Cromer was unusual, for every incoming visitor there was an outgoing local – with a one way ticket. Cromer crabs bound for Billingsgate and the restaurants of Europe were transformed from a local product into a £2m per year delicacy, with an international reputation.

Small but perfectly formed

Theoretically Cromer crabs are the same brown crabs that are caught all around the coast of Britain. In practice everyone knows they are unique.

Crab fisherman David Chalmers explains why: ‘our crabs are bursting with flavour. They live in shallow water on chalk beds  -  there’s something unique about the environment around here. It’s incredibly productive. Other crabs don’t have as much meat and they doesn’t taste so sweet.’

The special nature of a Cromer crab isn’t a matter of opinion, it’s recognised in law. The minimum legal shell span of Cromer crab (115mm) is smaller than any other UK crab – Cromer crabs really are little bombs of flavour.

Crab crash at Cromer

When, in 2011, Youngs Seafood closed its crab and fish processing plant in Cromer causing 230 redundancies, there was a public outcry. But not even local hero Stephen Fry, the King of Q.I., could hold back the tide of economic reality. Cromer lost the work and the future of the crab fishing industry looked bleak.

Competition or cooperation

Let’s get one thing straight – you don’t become a crab fisherman if you fancy yourself in a suit, don’t mind getting stuck on clogged motorways and can think of no better place to pass the time than the water cooler, talking office politics. David Chambers’ son, Jim, who has a just taken over as skipper on a new  boat explains as he stores pots: ‘it’s hard work, all weathers, all times, a lot of people try it, they last a couple of months and can’t stick it. I’ve known it catch on with newcomers,’ he adds with a chuckle, ‘but it helps if you’re born to it. You have to take the knocks and carry on.’

In response to the processing plant’s closure a proposal was put to 51 crab fishermen who work in the Cromer area in 2012 – one that might provide secure work and build the brand. Wouldn’t it be great if the name Cromer Crab was protected under the European regulations designed to protect geographic indications, authenticating great food products – like Parma ham? The answer didn’t exactly fizz with enthusiasm.


Fishermen don’t like red tape, they see more of it than most of us. The idea of actually volunteering for more struck many as lunacy. After all, wasn’t the success of Cromer’s crabs based on their own dedication, knowledge, hard work and that of their forefathers – not a bureaucracy? The fishermen rejected the proposal by a whopping majority of 49 votes to 6. One of those 6 was David Chambers.

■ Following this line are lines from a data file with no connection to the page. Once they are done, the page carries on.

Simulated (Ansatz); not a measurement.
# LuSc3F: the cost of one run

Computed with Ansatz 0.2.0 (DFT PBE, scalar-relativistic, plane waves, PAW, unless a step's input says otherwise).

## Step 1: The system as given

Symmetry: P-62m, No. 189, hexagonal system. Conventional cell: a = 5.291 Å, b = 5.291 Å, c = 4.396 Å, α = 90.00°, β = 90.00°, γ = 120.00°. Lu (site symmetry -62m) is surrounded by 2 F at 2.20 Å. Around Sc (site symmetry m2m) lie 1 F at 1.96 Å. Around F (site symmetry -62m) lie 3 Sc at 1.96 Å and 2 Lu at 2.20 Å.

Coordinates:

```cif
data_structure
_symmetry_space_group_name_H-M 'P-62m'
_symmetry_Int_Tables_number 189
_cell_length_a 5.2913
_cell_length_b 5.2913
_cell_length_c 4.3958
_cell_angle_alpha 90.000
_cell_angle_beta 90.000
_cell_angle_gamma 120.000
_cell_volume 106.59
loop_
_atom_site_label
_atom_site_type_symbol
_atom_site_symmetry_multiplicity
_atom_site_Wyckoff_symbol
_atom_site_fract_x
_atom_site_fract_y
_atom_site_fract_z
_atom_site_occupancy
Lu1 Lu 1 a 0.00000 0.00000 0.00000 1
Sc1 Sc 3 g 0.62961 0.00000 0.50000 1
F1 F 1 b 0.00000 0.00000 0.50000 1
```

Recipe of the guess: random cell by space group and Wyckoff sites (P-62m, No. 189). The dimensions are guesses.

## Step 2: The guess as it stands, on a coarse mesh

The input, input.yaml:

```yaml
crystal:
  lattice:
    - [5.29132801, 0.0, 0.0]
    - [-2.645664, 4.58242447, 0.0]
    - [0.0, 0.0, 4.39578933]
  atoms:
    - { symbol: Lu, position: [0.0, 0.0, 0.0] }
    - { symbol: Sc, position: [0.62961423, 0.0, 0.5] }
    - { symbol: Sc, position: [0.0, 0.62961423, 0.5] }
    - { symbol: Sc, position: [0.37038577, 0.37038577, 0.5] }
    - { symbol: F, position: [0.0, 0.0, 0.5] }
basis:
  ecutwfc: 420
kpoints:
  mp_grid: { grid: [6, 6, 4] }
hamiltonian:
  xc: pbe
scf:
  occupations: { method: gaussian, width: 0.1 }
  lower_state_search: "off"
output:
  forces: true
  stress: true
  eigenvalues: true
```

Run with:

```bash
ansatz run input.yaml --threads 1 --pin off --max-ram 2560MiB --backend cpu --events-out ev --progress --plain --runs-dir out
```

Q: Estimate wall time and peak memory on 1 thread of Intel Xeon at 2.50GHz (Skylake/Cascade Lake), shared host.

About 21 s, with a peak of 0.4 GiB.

Crab fishermen are twice as smart most of us because they must understand two species: people and crabs. For consumers, supermarkets and restaurateurs all over Europe, a sign identifying a little brown crab as belonging to the unique tribe that splashes around off the coast of Cromer would strike a chord.

‘If we can guarantee a crab is caught, landed and processed in this area I believe we’ll secure the fishery for ever,’ says David Chambers.

‘Cromer Crab is a premium product and we need the public to believe in it. Firstly, we’ve got to define exactly what a Cromer Crab is. Secondly, we need to ensure that all crabs sold under that name are caught, landed and prepared here. That’s what the public expect.’ Two years after the first rejection, he’s ready to try again.

Persuading the fisherman of North Norfolk to define and protect their product won’t be easy. The debate as to how farmers, fishermen and groups of manufactures throughout the regions of the UK can best cooperate over their shared assets is fierce and frequent. Britain is under-represented in the charts of protected designation of origin (PDO), protected geographical indication (PGI), and traditional specialities guaranteed (TSG). A home grown solution for the Cromer Crabbers is also available. For UK wide protection the crab fishermen could seek to register a Collective or Certificate mark.